Little left for private-equity firms

Analysts say radio groups are likely to remain publicly traded

With radio giant Clear Channel Communications set to go private, Wall Street is discussing the likelihood for more radio station groups taking the route of a private-equity-sponsored buyout.

While transactions to go private have been a staple of the broader media and entertainment space in recent years, sector watchers caution investors not to hold their breath for a quick slew of more deals.

Bear Stearns analyst Victor Miller recently downgraded his broadcasting sector view from "overweight" to "market weight," arguing that this year's share gains will be "hard to replicate" for many players given a weaker fundamental advertising outlook and recent upward momentum from buyout chatter that might not become a reality.

"Emmis tried to take itself private, and many are convinced Cox Radio will go private at some point," Miller said. "(Won't there be) fewer companies for sale in 2007?"

Cox Radio has been expected to go private since related cable operator Cox Communications left the stock market.
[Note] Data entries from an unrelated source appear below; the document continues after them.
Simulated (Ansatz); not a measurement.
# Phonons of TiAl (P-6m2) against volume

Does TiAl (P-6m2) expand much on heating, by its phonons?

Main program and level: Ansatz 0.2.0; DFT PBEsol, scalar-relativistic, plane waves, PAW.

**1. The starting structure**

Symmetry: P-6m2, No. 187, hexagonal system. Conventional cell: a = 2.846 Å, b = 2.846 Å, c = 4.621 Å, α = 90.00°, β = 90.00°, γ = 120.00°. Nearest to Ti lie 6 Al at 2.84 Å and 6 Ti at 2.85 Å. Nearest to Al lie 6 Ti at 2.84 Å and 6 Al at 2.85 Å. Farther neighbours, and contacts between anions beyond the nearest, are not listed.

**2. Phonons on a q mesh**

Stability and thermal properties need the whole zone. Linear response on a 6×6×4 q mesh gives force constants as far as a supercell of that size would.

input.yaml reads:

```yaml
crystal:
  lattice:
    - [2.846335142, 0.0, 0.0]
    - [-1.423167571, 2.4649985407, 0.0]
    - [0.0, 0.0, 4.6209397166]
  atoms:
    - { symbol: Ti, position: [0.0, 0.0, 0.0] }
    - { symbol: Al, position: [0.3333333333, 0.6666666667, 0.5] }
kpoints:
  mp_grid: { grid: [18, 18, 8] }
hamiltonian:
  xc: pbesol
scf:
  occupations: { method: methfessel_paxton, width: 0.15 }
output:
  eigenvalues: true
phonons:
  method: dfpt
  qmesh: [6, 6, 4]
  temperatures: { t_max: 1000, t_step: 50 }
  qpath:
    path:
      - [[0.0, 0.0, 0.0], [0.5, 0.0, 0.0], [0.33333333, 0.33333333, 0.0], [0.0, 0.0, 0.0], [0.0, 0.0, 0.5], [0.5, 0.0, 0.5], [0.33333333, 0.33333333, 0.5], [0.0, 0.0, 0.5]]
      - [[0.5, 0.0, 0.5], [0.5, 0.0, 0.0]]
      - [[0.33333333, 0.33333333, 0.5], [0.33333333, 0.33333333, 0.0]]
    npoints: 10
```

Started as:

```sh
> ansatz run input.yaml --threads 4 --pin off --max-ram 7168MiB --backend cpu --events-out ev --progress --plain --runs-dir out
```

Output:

But overall, "private-equity guys usually look for a big acquisition that is worth their while and that gets them a good payout," said media industry expert and Vogel Capital Management president Hal Vogel. "I doubt many radio companies will be taken over (and private) this way. ? Clear Channel is the 800-pound gorilla (in radio). The big PE guys won't have much appetite for buying small companies with 25 stations."

Others suggest that the Clear Channel deal at least may pave the way for smaller private-equity deals. "Moving from being a public media company to a private one has become a serious option as competitive conditions change," Mark Fratrik, vp at financial and strategic advisory firm BIA Financial Network, said in a note about the Clear Channel deal. "During the years after the passage of the Telecommunications Act of 1996, the advantages of having public stock to acquire additional properties was quite important. That is no longer the case as the public marketplace has registered its lack of confidence in the growth prospects of traditional media."

By going private, companies "believe that they can grow in value over the long term without being concerned about investors' quarterly targets," Fratrik said.

Still, Goldman Sachs analyst Mark Wienkes sides with Vogel, warning that "additional buyouts across the group remain unlikely owing to a combination of either minority-held supervoting shares, high leverage and/or still-challenging fundamentals." He said "the uncertain revenue outlook will keep smaller dollar deals at bay."

Investors might hope that the buyout buzz will continue and help lift radio stocks further, but Street observers believe not everyone will follow the example of the sector's largest company, whose shares had long traded at a discount to peers, some said.

In the case of Clear Channel, the first mention of management's consideration for a move to private company status ignited the stock.

"For more than a year, management attempted to address Clear Channel's lagging stock price beginning with financial moves including dividends and stock buybacks plus the more dramatic partial initial public offering of outdoor operations and spinoff of live entertainment," Barrington Research analyst James Goss wrote this month. "The market has reacted very favorably to the announced plans to consider strategic options of a potentially dramatic nature."

But Wienkes warned that buyout buzz might not push all stocks much higher. "Though group multiples are nearing media peer levels, weak fundamentals, optimistic estimates and asset sales imply further downside remains more likely than not," he said.

The Goldman analyst also mentioned in his report that he has spoken with various private-equity firms with some interest in midsize radio operators.

"In general, the conclusion is that absent a stable revenue outlook, the variability around the terminal multiple is too great," he said. "There are other relatively more attractive sectors without deteriorating revenue trends that are higher on the short list for (leveraged buyout) attention."